|Happy (almost) summer!!|
Overview: Okay, I guess I'm a little late to this party, but I'm glad I finally got here. This book is the story of two teens who don't quite fit in in small town Omaha, Nebraska. Park is Korean-American, a lover of music, and only dodges the attacks of the popular kids because he went out with their leader in the sixth grade. Eleanor is a bit overweight, covered in freckles, and has flowing, curly, red hair. She also dresses in jeans and oversized shirts, wears bangles on her wrists, and ties trinkets in her hair. When Eleanor gets thrown into the bus seat with Park, it is only the start of something sweet and beautiful. But all good things cannot last, especially when Eleanor has to combat her abusive stepfather and meddling siblings at home. This is a sweet story with a bittersweet end that any contemporary YA fan is sure to love. Overall: 5
Characters: 5 Rowell did a great job of capturing teens and their thoughts and emotions. She has also presented diverse characters that just about everyone can see themselves in in a beautiful and unassuming way where the facts just are and are not given excessive attention. Park is short and quiet which causes tension with his military man father. Rowell shows the readers his firmness in really finding himself and not giving in to others as well as his father learning to accept that. Eleanor has to deal with bullies at school who attack her for her hair and her weight as well as her abusive stepfather and abused mother and siblings at home. These issues also cause Eleanor to question why anyone would want someone like her after being called an ugly screw up her whole life.

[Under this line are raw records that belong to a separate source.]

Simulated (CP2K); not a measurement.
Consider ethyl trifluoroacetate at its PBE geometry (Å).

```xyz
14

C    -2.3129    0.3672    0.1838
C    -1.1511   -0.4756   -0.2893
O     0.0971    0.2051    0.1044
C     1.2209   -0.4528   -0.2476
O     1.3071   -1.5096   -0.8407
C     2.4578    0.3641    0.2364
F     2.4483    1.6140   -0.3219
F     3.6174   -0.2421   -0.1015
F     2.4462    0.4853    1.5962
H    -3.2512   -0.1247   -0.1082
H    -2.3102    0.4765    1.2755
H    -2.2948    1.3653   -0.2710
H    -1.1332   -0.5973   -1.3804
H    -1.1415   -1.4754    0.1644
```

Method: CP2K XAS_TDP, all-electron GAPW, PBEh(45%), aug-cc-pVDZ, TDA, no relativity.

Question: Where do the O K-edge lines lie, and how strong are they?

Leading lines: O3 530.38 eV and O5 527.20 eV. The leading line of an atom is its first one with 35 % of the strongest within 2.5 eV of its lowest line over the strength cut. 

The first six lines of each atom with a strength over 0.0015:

The supporting cast also complements the narrative well and brings the story to life.
Plot: 5 Boy meets girl. Girl tries to hide her problems. Boy tries to help. The story is a simple one. It is life and the ups and downs of it, but similar to We Are Okay by Nina LaCour, Rowell makes the simple things so moving and complex. It is a remarkable talent.
Writing: 5 (Unfortunately there isn't a higher number) I'm blown away by what Rowell has done with this story of Eleanor and Park. Written in third person personal with many switches between Eleanor and Park even within chapters, the author executes a feat that many fail to twist to her advantage. The varied lengths of the two points of view helped set the mood, and even through third person, it helped familiarize the reader with the characters.